India has exported over 1.6 million tonnes of sugar so far in 2015-16 marketing year that started from October last, up 46 per cent from the whole of previous year, according to industry body ISMA.
The country had exported 1.1 MT of sugar in the 2014-15 marketing year (October-September).
India is the second largest producer of the commodity after Brazil but the biggest consumer of the sweetener.
“As per the information available with ISMA, around 1.6 MT have been exported so far in 2015-16 season,” Indian Sugar Mills Association (ISMA) Director General, Abinash Verma, told PTI.
Sugar production is estimated to decline to about 25 MT in 2015-16 marketing year, from 28.3 MT in the previous year.
The production may drop to 23-24 MT in the next marketing year due to drought in Maharashtra and Karnataka — the two major sugarcane and sugar producing states.
In order to restrict exports, the Food Ministry has proposed imposing a 25 per cent duty on sugar to ensure sufficient supply in the domestic market.
“To keep the export of sugar under control, it is proposed to levy 25 per cent customs duty on the export of sugar,” Food Minister Ram Vilas Paswan had said last week.
Prices of sugar in the international markets are rising and therefore, traders might increase the export to maximise profits, the minister had said.
The proposed move would ensure sufficient availability of sugar in the domestic market and prices will be under control, Paswan had said.
According to trade sources, sugar exports have become viable now as global prices have increased by about 50 per cent in the last three months due to disruption in supply from Brazil.

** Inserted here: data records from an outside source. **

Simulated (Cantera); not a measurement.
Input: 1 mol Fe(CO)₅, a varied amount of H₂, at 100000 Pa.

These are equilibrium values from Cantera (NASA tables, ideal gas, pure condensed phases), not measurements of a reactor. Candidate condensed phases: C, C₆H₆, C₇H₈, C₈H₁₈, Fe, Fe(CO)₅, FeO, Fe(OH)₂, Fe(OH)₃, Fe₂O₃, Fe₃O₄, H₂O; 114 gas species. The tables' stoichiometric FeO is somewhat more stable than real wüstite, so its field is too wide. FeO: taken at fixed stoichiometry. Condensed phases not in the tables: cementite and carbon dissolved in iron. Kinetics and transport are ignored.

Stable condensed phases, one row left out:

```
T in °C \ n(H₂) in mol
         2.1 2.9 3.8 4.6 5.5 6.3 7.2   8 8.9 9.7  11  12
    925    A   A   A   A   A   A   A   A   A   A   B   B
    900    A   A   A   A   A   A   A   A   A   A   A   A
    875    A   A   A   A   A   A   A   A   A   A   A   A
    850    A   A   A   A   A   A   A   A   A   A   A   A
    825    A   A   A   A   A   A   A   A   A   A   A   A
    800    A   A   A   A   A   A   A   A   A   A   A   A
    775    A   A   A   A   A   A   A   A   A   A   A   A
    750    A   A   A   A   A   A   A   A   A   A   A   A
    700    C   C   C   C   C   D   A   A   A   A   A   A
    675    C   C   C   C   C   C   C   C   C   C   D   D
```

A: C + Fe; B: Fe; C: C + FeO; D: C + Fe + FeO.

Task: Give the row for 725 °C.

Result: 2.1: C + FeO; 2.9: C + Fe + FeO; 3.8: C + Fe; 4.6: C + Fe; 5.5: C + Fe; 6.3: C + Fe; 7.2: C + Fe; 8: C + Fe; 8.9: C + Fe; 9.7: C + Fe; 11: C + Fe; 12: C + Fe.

However, exports would become unviable if customs duty is slapped on sugar shipments.
The government has pegged sugar production at 23-24 MT for 2016-17 marketing year. However, the total availability would be 30-31 MT on the back of opening stocks of over 7 MT.
“… notwithstanding any shortfall in sugar production during 2016-17 sugar season (estimated 23-24 million tonnes), the total availability in India (30-31 MT) would be sufficient to meet the domestic consumption. There is, therefore, likely to be no shortage of domestically produced sugar in India,” the Food Ministry had said in late April.
With retail prices crossing the Rs 40 per kg mark, the government has imposed stock holding limit on traders and withdrawn export-linked production subsidy to control prices.